In [1]:
from PIL import Image
import pytesseract

def process_image_ocr(image_path):
    
    text = pytesseract.image_to_string(Image.open(image_path))

    return text

In [2]:
import requests
import base64

BASE_URL = "http://127.0.0.1:1234/v1/chat/completions"
MODEL = "google/gemma-3-12b"

def process_image_llm(image_path):
    with open(image_path, "rb") as f:
        base64_image = base64.b64encode(f.read()).decode()

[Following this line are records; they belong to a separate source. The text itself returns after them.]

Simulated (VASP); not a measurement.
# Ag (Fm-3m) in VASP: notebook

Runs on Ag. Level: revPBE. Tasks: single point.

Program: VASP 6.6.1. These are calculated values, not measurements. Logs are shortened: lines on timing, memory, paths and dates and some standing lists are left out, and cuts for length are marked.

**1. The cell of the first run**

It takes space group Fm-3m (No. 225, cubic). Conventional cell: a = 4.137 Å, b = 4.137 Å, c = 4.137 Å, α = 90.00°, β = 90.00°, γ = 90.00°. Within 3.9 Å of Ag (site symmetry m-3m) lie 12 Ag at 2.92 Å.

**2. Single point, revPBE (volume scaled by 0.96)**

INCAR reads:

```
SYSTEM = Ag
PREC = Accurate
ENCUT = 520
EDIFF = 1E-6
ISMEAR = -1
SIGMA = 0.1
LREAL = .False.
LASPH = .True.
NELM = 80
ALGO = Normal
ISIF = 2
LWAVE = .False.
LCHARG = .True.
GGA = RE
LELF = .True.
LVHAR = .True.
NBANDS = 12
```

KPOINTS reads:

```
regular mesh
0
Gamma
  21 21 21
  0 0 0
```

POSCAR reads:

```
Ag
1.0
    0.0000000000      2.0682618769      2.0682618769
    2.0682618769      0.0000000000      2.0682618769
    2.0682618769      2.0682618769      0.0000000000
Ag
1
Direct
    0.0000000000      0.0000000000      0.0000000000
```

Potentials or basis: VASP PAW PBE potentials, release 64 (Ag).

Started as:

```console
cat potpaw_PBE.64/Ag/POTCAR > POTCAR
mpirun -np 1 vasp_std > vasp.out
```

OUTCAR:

    prompt = "Extract all text from this image exactly as it appears. Output only the raw text with no formatting, " \
             "no explanations, no markdown, no bullet points. Preserve the original spacing and line breaks. " \
             "Pay close attention to spelling. Transcribe every word character-by-character exactly as shown, " \
             "including unusual spellings or names. Do not autocorrect or fix anything."
    
    payload = {
        "model": MODEL,
        "messages": [{
            "role": "user",
            "content": [
                {"type": "text", "text": prompt},
                {"type": "image_url", "image_url": {"url": f"data:image/jpeg;base64,{base64_image}"}}
            ]
        }],
        "max_tokens": 1000
    }
    
    response = requests.post(BASE_URL, json=payload)
    return response.json()['choices'][0]['message']['content']

In [3]:
# testing with good quality file (email)
ocr_result = process_image_ocr("docs-sm/email/2505592403a.jpg")
llm_result = process_image_llm("docs-sm/email/2505592403a.jpg")

print(ocr_result)
print("--------------------\n")
print(llm_result)

Original Mossago-~

From: Bugg, Joy J.

Sent: 14 avril 2000 21:02

To: Solana, Rick P.;Patskan, George J. Walk, Roger A. Sanders, Edward; Davies, Bruce D; McAlpin, Loreen;
King, Valerie A.

Ge: Cash, Fldse B.; Putney, Rebecca M.; Gygax, Jil; Mawyer, Denise T.

Subject: FW: Updated OBT Matrix

VEOPTOSSOST


--------------------

230592403A

Original Message
From: Bugg, Joy J.
Sent: 14 avril 2000 21:02
To: Solano, Rick P.; Patskan, George J.; Sanders, Edward; Davies, Bruce D.; McAlpin, Loreen;
	King, Valerie A.
Cc: Cash, Rose B.; Putney, Rebecca M.; Gygax, Jill; Mawyer, Denise T.
Subject: FW: Updated OBT Matrix


In [4]:
# testing with poor quality file (old advertisement)
unclear_ocr_result = process_image_ocr("docs-sm/advertisement/0000126151.jpg")
unclear_llm_result = process_image_llm("docs-sm/advertisement/0000126151.jpg")

#print(unclear_ocr_result)
print("--------------------\n")
print(unclear_llm_result)

# clearly typical OCR does not work for our dataset
# even if vision model is not perfect

--------------------

FREE SAMPLE

FREE SAMPLE

The Cigarette Smoking is Dangerous to Your Health.

RL-SC-83-25
DATE 4/16/79
RALEIGH
LIGHTS

RALEIGH
LIGHTS 8 mg. "Tar", 0.7 mg nicotine
Approximate values. Vary by brand.

eas 4/20/79

670127085


# Note on model pick - future iteration
On low quality images the 12b model is very inconsistent in producing good results, although way better than any OCR based approach we have tested. For future parts of project we might want to spend time rerunning pipeline with 27b model as it produced better results but also considerable amount more of runtime so for check-in we leave it for 12b to finish first iteration of project and see how our models like LR perform on this data.